I am a Kentuckian. I choose to love this state as my own, caring for it and watching it grow. Perhaps it is not the easiest place for a multiracial woman to thrive in public policy and journalism, but it is my home. It has its ups and downs, but I fell in love with its imperfection. I love to explore and find the crevices of my city that I have not seen.

I am European by heritage, Indian by culture, American by birth, but Kentuckian by choice.

Meera Sahney, by Cayleigh Winkelhake

I am a reader. Books have taught me everything I need to know. I read one a week: fiction, non-fiction, random biographies. Reading was my first love in life, and it still is. I love seeing how parallels connect to life, how authors create worlds for themselves and us. It is a special relationship that I enjoy sharing with a stranger every week.

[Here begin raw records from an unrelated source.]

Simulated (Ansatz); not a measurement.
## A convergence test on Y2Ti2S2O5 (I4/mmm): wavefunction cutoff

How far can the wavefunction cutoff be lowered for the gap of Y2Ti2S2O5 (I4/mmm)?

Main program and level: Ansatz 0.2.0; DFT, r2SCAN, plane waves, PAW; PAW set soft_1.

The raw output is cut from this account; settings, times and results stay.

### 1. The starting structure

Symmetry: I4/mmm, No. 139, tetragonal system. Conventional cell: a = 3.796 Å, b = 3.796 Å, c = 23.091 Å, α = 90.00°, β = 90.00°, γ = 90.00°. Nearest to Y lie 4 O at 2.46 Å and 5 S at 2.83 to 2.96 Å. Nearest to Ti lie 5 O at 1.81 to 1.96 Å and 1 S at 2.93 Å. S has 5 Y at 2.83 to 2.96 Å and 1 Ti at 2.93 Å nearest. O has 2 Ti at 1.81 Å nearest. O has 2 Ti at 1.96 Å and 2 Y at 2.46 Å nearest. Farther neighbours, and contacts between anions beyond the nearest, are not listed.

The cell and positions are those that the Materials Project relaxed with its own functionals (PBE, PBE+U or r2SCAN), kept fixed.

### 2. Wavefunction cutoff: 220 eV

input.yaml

I am a student. This is my eighteenth year of school; I have spent ninety percent of my life in an academic environment. I enjoy the flexibility of college, wandering in and out of interests and classes. I do not thrive on academic success but rather creative endeavors. I struggled with academics most of my life in lieu of creative passions and pure boredom. Failure in that aspect taught me to be self-sufficient and to not work for success. I often daydream about what my life will look like when it does not involve scribbling notes and bubbling in sheets.

I am a creator. Since I was six years old, I have been journaling almost daily. I write when an idea formulates in my head, my google drive has stories from the ups and the downs that chronicled my life. I used to write for frustrated English teachers and Ivy League Admissions, but now I write for myself. I write to express and to exhale.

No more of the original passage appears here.